Cultivation will mean expanding the CTP bubble as well as each of the other domains. The key point here is that regulation will be a factor that helps build the market, rather than limit it. There is also the opportunity to help influence how these areas will evolve by engaging in consultation and allowing the industry to have a voice at the table.
Demographics:
According to a study recently conducted by the OSC/IPSOS, Canadian crypto clientele tend to be young, male and relatively high-income compared to the general population.

This cohort (young, male, high earners) are the early adopters and will likely continue to be the dominant profile in the industry’s client base.
From a cultivation perspective, that means other demographic areas present opportunities to expand the industry. That requires more gender balance by growing female participation, more age balance by engaging older cohorts, and more equality across income levels by ensuring lower-income earners have the same access to opportunities as high-income earners.
Encouraging more gender balance in participation is an ongoing opportunity in Canada. Interestingly, the 67%/33% male/female split is not far from that of the traditional online brokerage industry which is only slightly more balanced (but not quite 50/50). Yet, for both CTPs and the traditional online brokerage world, there is an opportunity to encourage and enable greater female participation. In Canada, there are some fantastic organizations like CryptoChicks and The Canadian Blockchain Association for Women that are already executing on this mission.
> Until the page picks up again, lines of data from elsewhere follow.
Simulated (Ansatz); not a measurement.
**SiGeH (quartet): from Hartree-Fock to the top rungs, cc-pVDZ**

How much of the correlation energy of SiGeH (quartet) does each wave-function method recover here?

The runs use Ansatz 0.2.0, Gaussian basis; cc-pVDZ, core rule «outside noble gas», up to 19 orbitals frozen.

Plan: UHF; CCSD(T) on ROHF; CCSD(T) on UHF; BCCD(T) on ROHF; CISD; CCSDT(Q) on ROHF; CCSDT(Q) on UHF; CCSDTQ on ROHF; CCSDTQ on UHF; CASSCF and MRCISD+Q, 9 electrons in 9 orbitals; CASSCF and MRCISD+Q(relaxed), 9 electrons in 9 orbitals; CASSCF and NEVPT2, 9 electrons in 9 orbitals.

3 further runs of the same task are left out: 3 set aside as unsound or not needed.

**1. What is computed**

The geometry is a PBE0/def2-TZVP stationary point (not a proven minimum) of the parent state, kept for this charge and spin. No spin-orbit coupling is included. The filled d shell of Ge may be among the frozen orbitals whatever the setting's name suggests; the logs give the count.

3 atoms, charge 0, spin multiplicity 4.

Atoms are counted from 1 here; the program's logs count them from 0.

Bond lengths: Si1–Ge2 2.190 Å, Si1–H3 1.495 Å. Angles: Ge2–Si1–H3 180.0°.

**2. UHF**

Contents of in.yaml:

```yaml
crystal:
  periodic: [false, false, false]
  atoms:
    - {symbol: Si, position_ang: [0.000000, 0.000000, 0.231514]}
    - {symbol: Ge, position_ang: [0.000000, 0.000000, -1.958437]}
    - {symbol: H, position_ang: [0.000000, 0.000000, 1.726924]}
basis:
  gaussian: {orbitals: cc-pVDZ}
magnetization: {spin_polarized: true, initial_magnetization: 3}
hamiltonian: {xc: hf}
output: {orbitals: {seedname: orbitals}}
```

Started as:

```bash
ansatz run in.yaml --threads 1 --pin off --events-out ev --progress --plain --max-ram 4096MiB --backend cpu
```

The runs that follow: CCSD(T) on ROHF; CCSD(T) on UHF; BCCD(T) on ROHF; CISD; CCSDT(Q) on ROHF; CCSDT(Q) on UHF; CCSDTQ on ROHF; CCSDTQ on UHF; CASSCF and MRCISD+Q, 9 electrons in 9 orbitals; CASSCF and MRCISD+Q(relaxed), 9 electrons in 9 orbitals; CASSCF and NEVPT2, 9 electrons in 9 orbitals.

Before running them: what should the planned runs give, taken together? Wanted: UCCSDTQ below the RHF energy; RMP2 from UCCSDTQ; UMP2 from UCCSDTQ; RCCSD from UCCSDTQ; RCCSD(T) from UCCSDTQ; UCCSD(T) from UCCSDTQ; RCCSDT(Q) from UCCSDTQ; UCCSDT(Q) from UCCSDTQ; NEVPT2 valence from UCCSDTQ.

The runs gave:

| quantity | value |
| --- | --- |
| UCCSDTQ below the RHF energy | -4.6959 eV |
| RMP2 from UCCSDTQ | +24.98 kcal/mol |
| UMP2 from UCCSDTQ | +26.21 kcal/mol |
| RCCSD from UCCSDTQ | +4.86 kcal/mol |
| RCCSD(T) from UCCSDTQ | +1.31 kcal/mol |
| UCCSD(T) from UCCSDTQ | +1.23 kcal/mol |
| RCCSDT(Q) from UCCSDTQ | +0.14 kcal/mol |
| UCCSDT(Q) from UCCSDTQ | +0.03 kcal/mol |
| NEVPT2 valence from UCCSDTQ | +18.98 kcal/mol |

Engaging older cohorts is the largest opportunity for cultivation. However, study after study shows that older generations show a reduced degree of awareness, familiarity and interest in cryptoassets. That’s not a surprise, given that the adopters of most new technologies tend to be younger in age and less set in their ways. Increased adoption on this front will likely come from blending crypto into more established online brokerages whose clientele actually tend to skew more baby boomer than millennial (largely a result of the traditional online brokerage industry coming of age during the 1990s and 2000s at the same time that the baby boomers were reaching their peak wealth accumulation years).
Encouraging an even playing field across the income continuum is the most challenging of the three opportunities. There is a chicken-and-egg conundrum here in that lower-income Canadians first need to have assets to invest before being able to participate. Outside of trying to address broader societal issues of income inequality, the crypto industry has the opportunity to at least offer lower-income earners the same access to opportunities as high-income earners along with adequate protections and education. Insomuch as that remains true, this area of the market will continue to expand.
Internal Conditions for Growth
There are three primary internal conditions that can play an important role in the industry’s near-term evolution: marketing, product development and collaboration.
Marketing: Expanding the top of the funnel.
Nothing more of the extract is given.